The senior class gift set a record of 1,033 participants, breaking 1,000 for the first time in the University’s history. VP for Mission and Ministry Jack Butler, SJ, had agreed to eat an Eagle’s Deli Challenge Burger (five pounds of meat, bacon, cheese, and bun) if the Class of 2012 (they number 2,327) exceeded 1,000 gifts, but escaped his deserved fate by arguing a narrow technicality: that the seniors didn’t complete their task until the designated deadline of May 15 had passed.
“Ocean by the marsh/The marsh fills with water, dark/A storm is coming,” won a haiku award for third-grader Kara Culgin in the annual science poetry contest for Massachusetts schoolchildren that’s been directed by emeritus professor of education George Ladd for 24 years.
Assistant professor J. Elisenda Grigsby of the mathematics department has received a National Science Foundation career award to further her work in topology.
The University gave honorary degrees to Joseph A. Appleyard, SJ, ’53, formerly a member of the English faculty, director of the A&S honors program, and founding vice president of Mission and Ministry; William V. Campbell, chairman of the board of Intuit, Inc.; Navyn A. Salem ’94, founder of Edesia, which manufactures innovative foods to treat childhood malnutrition; Liz Walker, former television anchor and founder of the Walker Group, an international social service agency; and Bob Woodruff, another former anchor, whose experience of brain injury, suffered while covering the Iraq war, led to the launch of a foundation to serve similarly afflicted members of the armed forces. Woodruff gave the Commencement address.
Terrence Devino, SJ, was appointed secretary of the University, supervising an office that oversees special events such as Commencement and the Sesquicentennial celebration. He will succeed Mary Lou DeLong NC’71, a former senior vice president of University relations, who will retire in December. Kelli Armstrong, who has directed institutional research at Boston College, was appointed a vice president.
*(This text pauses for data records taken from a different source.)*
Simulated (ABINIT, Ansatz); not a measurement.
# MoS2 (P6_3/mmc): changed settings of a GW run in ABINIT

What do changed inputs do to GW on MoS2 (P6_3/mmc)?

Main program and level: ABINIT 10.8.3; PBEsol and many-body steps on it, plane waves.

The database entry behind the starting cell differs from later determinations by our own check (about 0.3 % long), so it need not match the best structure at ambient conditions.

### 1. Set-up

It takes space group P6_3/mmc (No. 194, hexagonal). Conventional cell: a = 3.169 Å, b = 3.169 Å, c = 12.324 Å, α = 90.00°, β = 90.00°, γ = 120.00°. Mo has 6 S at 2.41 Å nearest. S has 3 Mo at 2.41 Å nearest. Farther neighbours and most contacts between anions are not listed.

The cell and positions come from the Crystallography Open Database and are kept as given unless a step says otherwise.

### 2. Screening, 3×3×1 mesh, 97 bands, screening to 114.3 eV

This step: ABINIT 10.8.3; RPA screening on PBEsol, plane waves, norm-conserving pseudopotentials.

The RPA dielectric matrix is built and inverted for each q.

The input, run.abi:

The World History Association Book Prize for 2012 has gone to Why Europe Grew Rich and Asia Did Not: Global Economic Divergence, 1600–1850, by history professor Prasannan Parthasarathi. Parthasarathi’s thesis rests on social development, and not merely technology—the usual suspect.
The New England Aquarium and the Institute for Contemporary Art have been entered into the list of Boston cultural organizations that offer free admission to students.
The University Library joined the Center for Research Libraries, which offers online access to “little-known” documents, including Albert Einstein’s doctoral dissertation, railroad timetables from the late 19th century, and more than 100,000 pages from the archives of the Khmer Rouge regime.
Connell School dean Susan Gennaro was appointed to the National Advisory Council for Nursing Research, which advises the NIH on research relating to nursing practice.
The (relatively) new Office of Health Promotion certified its first class of “health coaches”—34 students who’ve been trained to assist other students with the development of health improvement plans.
Maxim Shrayer, professor of Russian, English, and Jewish studies, received a Guggenheim Fellowship to support work on the contemporaneous literary response to the Holocaust by Jewish-Russian poets serving in the Soviet armed forces or as war correspondents.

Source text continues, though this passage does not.